Baubles and bangles: the 'hard' sell in China's gyrating gold jewellery market

With spot gold swinging above US$3,500 an ounce before dipping, retailers are adjusting pricing daily to keep pace with market volatility.
Gold prices have been lurching this year amid gyrating trade and geopolitical tensions as investors and consumers seek a "safe haven" for their money. In late April, international bullion prices broke above a record US$3,500 an ounce. On Monday, the spot gold price was trading in New York at US$3,229.51.
In China, the world's biggest producer and consumer of the precious metal, the whiplash has rippled through the retail jewellery market. Last week, daily prices at major Chinese gold retailers slipped below the psychologically crucial level of 1,000 yuan per gram (US$138.60).
In the Yuyuan Garden bazaar area of Shanghai, gold necklaces were on sale for as low as 880 yuan per gram, triggering a brief wave of bargain hunting, with many buyers armed with government-issued shopping coupons.
"I got the discount voucher and saw the price dip," said a woman shopping for wedding bands. "I ended up paying a little over 600 yuan."
But if one side of the market is buying, the other is bailing. At a nearby goldsmith's workshop, the owner said his busiest trade last week was in gold recycling. On some days, he said, he has melted down over 400 grams.
"People were optimistic when prices surged," he said. "But now that it's dropped, they'd rather lock in their profit."
Zhou Zheng, an investment consultant, said the pullback in spending on gold was driven by fading risk sentiment.
"Trade tensions are easing, and geopolitical anxieties are less acute," he said. "After such a steep climb, profit-taking was inevitable."
Still, the broader forces behind gold's rally this year remain. Since late 2022, bullion prices have nearly doubled on stockpiling by central banks, on declines in the US dollar and on sticky inflation. Even as the market catches its breath now, few in the industry believe the story is over.
Changing product, not just pitch
The question now is not only whether gold is selling but what kind of gold is on the market.
On May 1, China's Ministry of Industry and Information Technology issued a national standard for so-called "hard pure gold" jewellery, formally codifying what had become the industry's tactical response to soaring prices.
Hard gold isn't new, but it is now officially defined: 99.9 percent pure, but hardened through a process that delivers lighter, hollow more sculptural pieces that retain size without weight.
In a gold jewellery market as avid as China's, signs of strain began appearing last year. Demand fell 25 percent from 2023 as surging bullion prices pushed everyday buyers to reconsider both quantity and form.
Still, China's appetite for gold hasn't disappeared. It's shifted. Retail interest has pivoted toward lighter, more flexible products, as consumers sought ways to reconcile tradition with rising costs.
"We're no longer talking about gold as heavy value,'" said Wang Lixin, regional chief executive officer for China at the World Gold Council. "We're talking about redesigning the product architecture to survive in a high-cost world."
That redesign begins with physics. Pure gold is naturally soft, requiring thick, heavy structures to prevent deformation. Traditionally, large-format pieces – bangles, pendants, wide rings – meant high weight, and thus, high cost. As prices soared, the industry re-engineered gold jewellery to forestall consumers from downsizing purchases.

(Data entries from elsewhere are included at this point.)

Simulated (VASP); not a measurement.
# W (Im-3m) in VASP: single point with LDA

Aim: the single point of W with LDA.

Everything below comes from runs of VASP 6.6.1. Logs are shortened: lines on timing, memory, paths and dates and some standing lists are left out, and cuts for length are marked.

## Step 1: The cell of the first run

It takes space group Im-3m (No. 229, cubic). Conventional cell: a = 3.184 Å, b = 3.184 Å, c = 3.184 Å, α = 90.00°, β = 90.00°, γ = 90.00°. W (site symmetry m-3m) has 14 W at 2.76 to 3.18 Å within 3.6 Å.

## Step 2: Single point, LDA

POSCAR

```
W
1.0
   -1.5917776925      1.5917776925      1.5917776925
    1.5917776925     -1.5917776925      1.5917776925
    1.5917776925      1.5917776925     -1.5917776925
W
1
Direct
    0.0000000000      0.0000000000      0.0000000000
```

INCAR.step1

As prices fluctuate, consumers are weighing design, affordability, and resale value, often choosing style over sheer weight.
Hard pure gold, developed through micro-alloying and new casting techniques, retains 99.9 percent purity while achieving far greater hardness. This enables hollow structures and more complex designs, especially those combining gemstones, engravings or thin-surface shaping, creating jewellery that looks larger, wears better and costs less.
That means a bracelet that would previously require 30 grams of gold can now be made with under 20 grams, cutting the retail price by one-third.
"The technology doesn't just lower material cost," Wang said. "It opens a creative frontier. You're no longer confined by the softness of the metal."
Until recently, these products lacked a formal definition. "Hard pure gold" was a marketing term, used loosely across brands with inconsistent claims about composition and performance. The new national standard sets baselines for hardness, labeling and purity testing.
For the World Gold Council, such standardization is critical in maintaining domestic quality control and eventual overseas international expansion.
"If Chinese brands want to compete globally, not just in price, but in design and engineering, we need common technical language," Wang said.
The standard also serves as risk mitigation. With high prices stretching consumer tolerance and manufacturers under pressure to reduce per-item gold weight, clear guidelines help prevent "over-innovation," such as compromised durability or unclear purity claims, that could erode trust.
More look, less weight
Many Chinese buyers are now tuning out the gyrations of daily gold prices and turning their focus to design and affordability. Younger consumers, in particular, are increasingly drawn to products that look substantial without being prohibitively heavy or expensive.
That shift is shaping how brands design, price and position their products.
"In light of gold-price fluctuations, many consumers prefer gold jewellery with lighter weight, without sacrificing product quality and contemporary design," said Xie Haoran, Southern Cluster General Manager of Chow Tai Fook Jewellery, China's biggest jeweler by market share.
"With hard gold and hollow techniques, we can reduce the weight of gold jewelry without compromising its size or three-dimensional form," he said at the grand opening of the brand's new image store in Shanghai.

Chow Tai Fook Jewellery has recently opened a new image store in Shanghai's downtown Nanjing Road E. as part of its ongoing retail upgrade.
Its Joie and Rouge collections combine traditional Chinese symbols with precision computer numerical control manufacturing. The brand's "thick-walled" hollow technique maintains a substantial look while significantly reducing weight, and cost.
Jewellery retailer Chow Sang Sang reports that more than half of its current jewellery sales come from hard gold.
"Buyer are more focused on design," said brand representative Ronnie Yao. "They like hard gold because it's lighter, more wearable and more affordable, and comes in fresher styles."
At Mingr jewelers, with a customer base concentrated in the 25-45 age group, demographics influence purchase choices. Older buyers still tend to prefer old-style gold, with heft, craftsmanship and traditional design symbolism, but younger customers tend to prefer pieces they can wear every day.
"They're practical," said Quan Lin, a marketing manager at Mingr. They want gold that's stylish, easy to match and not too heavy on the wrist or the wallet."
Global implications
The new standard on hard gold jewellery is expected to help the domestic industry expand abroad, particularly in Southeast Asia and the Middle East, where design trends are shifting toward lighter, more wearable forms, the gold council's Wang noted.
Still, exporting a material standard is complex. Each market has its own preferences, purity benchmarks and regulatory environment. Analysts say expansion will likely happen first in online commerce, where Chinese brands already dominate the middle to lower range of gold jewellery.
For the Chinese gold industry, the move may be less about this year's sales and more about the next cycle, when gold prices drop, competition returns and differentiation will matter more than momentum.